Saturday, June 09, 2007

No Game, Just Commentary

As the super regional between Michigan and Oregon State got washed out today, I've got no game action to review. As such, I've decided tonight's a good time to share some observations, suggestions and wild speculation with you.

As is usually the case around here, this material is in no particular order. A term paper or something for work gets days of organization and review. Blogging? A few hours, tops. It doesn't make me the world's greatest blogger, but it does keep my marriage on solid ground.

* We've got our first two College World Series teams. Rice and Mississippi State are headed for Omaha. No surprise the Owls return, but MSU? I'm thinking most of us didn't pick the Bulldogs in that portion of our bracket.

* While at the Big Ten Tournament, I was told that a couple of programs experienced a higher rate of broken bats this season. Sure enough, another bat bit the dust during the Big 10 tourney. The bat I saw crumble wasn't even from one of the programs complaining about the problem. Anybody have any insight as to why the bats are breaking this year?

* I believe I've mentioned this here before, but the Big Ten and Big East are hammering out the details to establish a challenge series like the Big Ten has with the ACC in basketball. The Big Ten/Big East baseball challenge should be on the docket by 2009. (I don't think they can get it into the '08 slate, but you just never know.)

Hopefully, this series will create some additional exposure for both conferences. I would expect to see the Big Ten Network pick-up coverage, but it's premature to announce anything concrete.

* In his Thursday Thoughts column, CSTV's Eric Sorenson mentions Vanderbilt's persistence in stomping on home plate. Not only did Vandy make a point of each run scored, but their firstbaseman spent all of Sunday night spiking the baseball each time an inning ended with the ball in his possession. Not satisfied to toss it or roll it back to the mound, he had to spike it like he scored a TD. Or, as Eric suggests, he's angry.

If those two ongoing theatrics weren't enough, I felt that David Price gave the Michigan dugout a stare down in Monday's game. After the All-American set down the Wolverines in the top of the ninth, it appeared to me that Price finished his jubilant cry with a brief, but direct look into Michigan's dugout.

Now, could I just be a pro-Michigan guy over analyzing this? Yep. Could it be I was just so annoyed by the other Vanderbilt antics that I was looking for more trouble? Absolutely. Could it be that I'm just an old guy that doesn't embrace all these new forms of on-field exuberance? Without question.

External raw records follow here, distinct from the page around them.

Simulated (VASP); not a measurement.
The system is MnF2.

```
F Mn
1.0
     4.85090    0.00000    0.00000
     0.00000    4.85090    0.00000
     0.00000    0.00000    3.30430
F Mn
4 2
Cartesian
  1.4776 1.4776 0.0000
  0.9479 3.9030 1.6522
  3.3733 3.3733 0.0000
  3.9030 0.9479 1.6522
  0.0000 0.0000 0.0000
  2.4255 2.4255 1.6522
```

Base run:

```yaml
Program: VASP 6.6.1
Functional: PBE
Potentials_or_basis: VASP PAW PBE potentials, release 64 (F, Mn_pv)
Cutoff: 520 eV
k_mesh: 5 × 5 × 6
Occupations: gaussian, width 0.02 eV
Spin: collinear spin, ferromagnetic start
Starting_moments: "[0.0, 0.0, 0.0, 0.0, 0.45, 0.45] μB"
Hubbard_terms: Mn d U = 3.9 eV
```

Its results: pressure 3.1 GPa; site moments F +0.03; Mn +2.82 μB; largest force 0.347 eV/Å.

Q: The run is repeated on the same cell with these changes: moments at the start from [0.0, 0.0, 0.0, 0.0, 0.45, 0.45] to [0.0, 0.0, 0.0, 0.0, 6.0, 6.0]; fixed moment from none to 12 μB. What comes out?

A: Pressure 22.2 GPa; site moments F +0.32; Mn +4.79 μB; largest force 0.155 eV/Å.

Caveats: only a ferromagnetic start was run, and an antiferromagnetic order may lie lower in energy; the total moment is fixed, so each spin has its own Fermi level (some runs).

However, if you are the number one team in the land, at home, in a regional you are supposed to dominate, is it necessary or even appropriate to be quite so animated? Their actions just seemed over-the-top to me.

(I'll spare you the traditional "Where I come from, if you did that stuff you'd get knocked on your butt the next time you stepped in the box" speech. I'll also skip the story about walking to school uphill, both ways, in six feet of snow.)

* Surprisingly, Tennessee and Florida both have job openings. However, I wouldn't be surprised if a Big Ten or Big East coach is rumored to be on either UT's or the Gators' short list. (Or, for that matter, a Big West or WCC coach.) If a mid-major coach can get into the regionals, why not consider them?

* Wild Speculation Alert: Word has it Purdue is looking for the right piece of real estate to build a new ballpark on. Let's hope that's more than just a rumor.

* Friend and blogging ally Ian Casselberry and I were thinking of watching today's super regional in an Ann Arbor watering hole. Come to find out, only a few of them had ESPNU. When those that did were quizzed if they would have the Michigan/Oregon State game on most were tepid in their response. It was like "Well..... if somebody is really interested, we might".

Come on. This is in Ann Arbor. Ann Arbor, Michigan. Home of the University of Michigan. I know the Detroit Tigers and New York Mets game was running at nearly the same time, but it's the super regionals and your school is in it. Besides, it's a nearly perfect June weekend day. How many people are going to drag themselves into a sports bar in the middle of the afternoon on a day like this? Wouldn't you encourage us to arrive to watch the program's biggest game in twenty years?

Clearly, I haven't gotten everyone aboard the college baseball bandwagon yet. The blogging continues.

* For those who follow the other nine schools in this conference, I am starting to review summer league rosters and hope to post something outlining that within the next seven to ten days. Regardless, I would encourage you to check out the Summer League Blog.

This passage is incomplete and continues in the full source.